Publicity chair tip: use ruby-gmail to send bulk emails via Gmail

composition.al 2016-09-03

I’m currently serving a three-year term as the publicity chair for ICFP. Like many conferences, we use a Gmail account for sending publicity emails. If you’ve seen any messages on mailing lists from icfp.publicity@googlemail.com, those came from me (or David Van Horn before me, or Wouter Swierstra before him, or Matthew Fluet before him).

Serving as publicity chair involves sending a lot of mail, and I quickly found that sending a message to a bunch of lists via Gmail usually ended up being painful in some way or another. I couldn’t just use bcc, because many lists will reject bcc’d emails, and I didn’t want to have to use a paid service to handle this seemingly simple task. I tried various Gmail and Google Sheets add-ons and plugins that promised to make it possible to send bulk mail, but none of them seemed to reliably work right — they’d hit a rate limit, fail mysteriously, or, worst of all, turn my plain-text messages into rich text. I always ended up having to send at least a few of the messages manually, and once I had to apologize for sending a mangled rich-text message to a bunch of lists.
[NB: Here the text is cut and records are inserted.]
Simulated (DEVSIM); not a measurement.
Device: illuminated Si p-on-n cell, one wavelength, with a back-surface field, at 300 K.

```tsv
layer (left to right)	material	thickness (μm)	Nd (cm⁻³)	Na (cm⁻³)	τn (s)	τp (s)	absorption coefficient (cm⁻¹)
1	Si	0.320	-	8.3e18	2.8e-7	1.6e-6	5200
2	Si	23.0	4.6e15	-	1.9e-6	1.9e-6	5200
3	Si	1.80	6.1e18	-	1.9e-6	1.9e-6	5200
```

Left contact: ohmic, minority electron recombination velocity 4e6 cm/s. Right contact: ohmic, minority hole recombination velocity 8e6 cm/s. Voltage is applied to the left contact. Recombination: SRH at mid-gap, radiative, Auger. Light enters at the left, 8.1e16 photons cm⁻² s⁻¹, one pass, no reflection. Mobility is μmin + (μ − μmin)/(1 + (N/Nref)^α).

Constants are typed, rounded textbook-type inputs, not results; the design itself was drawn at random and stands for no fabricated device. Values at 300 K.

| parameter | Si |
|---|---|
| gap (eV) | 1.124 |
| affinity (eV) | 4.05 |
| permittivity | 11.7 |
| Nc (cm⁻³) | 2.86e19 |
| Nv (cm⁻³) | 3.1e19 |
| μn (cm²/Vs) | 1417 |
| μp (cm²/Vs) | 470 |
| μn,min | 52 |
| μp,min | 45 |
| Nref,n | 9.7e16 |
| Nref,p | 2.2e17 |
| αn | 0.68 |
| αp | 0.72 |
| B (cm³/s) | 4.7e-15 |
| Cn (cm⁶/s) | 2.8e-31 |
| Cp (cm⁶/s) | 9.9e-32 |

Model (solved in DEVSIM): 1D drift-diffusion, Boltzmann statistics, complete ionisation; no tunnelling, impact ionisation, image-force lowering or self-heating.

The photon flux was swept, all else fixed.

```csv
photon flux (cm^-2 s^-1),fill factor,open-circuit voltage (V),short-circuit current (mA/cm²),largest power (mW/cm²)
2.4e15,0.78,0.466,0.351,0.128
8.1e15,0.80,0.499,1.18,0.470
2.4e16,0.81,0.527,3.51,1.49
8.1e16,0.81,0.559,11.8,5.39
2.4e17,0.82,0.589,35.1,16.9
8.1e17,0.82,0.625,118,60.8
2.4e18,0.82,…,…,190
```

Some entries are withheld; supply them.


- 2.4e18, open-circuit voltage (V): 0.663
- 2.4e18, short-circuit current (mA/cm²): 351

I complained about this situation to Alex, and he pointed out that Gmail supports IMAP access, and that therefore, instead of relying on flaky plugins, I could just write my own script to send bulk mail. It was one of those “Oh, right; I’m a programmer” moments. I found ruby-gmail, a Ruby gem. I’m no Rubyist, but it has an excellent README, and it was easy to throw this tiny Ruby script together. And it works! In fact, if you received the ICFP Call for Participation message that I sent on July 19, and your mail client shows a Message-ID header, you’ll see that it ends in landin.local.maillandin being the name of my laptop.

For those of you who are concerned that I’m becoming a spammer, I used this script to send precisely thirty-eight emails to relevant mailing lists. The outcome is exactly the same as that of what I was doing before, except that now I’m not using a Google Sheets plugin that fails mysteriously after sending thirty-five of the emails, or complains that I’m hitting the rate limit even though the rate limit is supposedly 100 emails per day.

Please use responsibly, and keep in mind that in addition to enabling IMAP access in your Gmail settings, you might need to enable access to your Google account from “less secure apps” to make the authentication work. If the Google account you’re using has 2-step verification turned on, you might need to set up an app password in addition to the usual account password.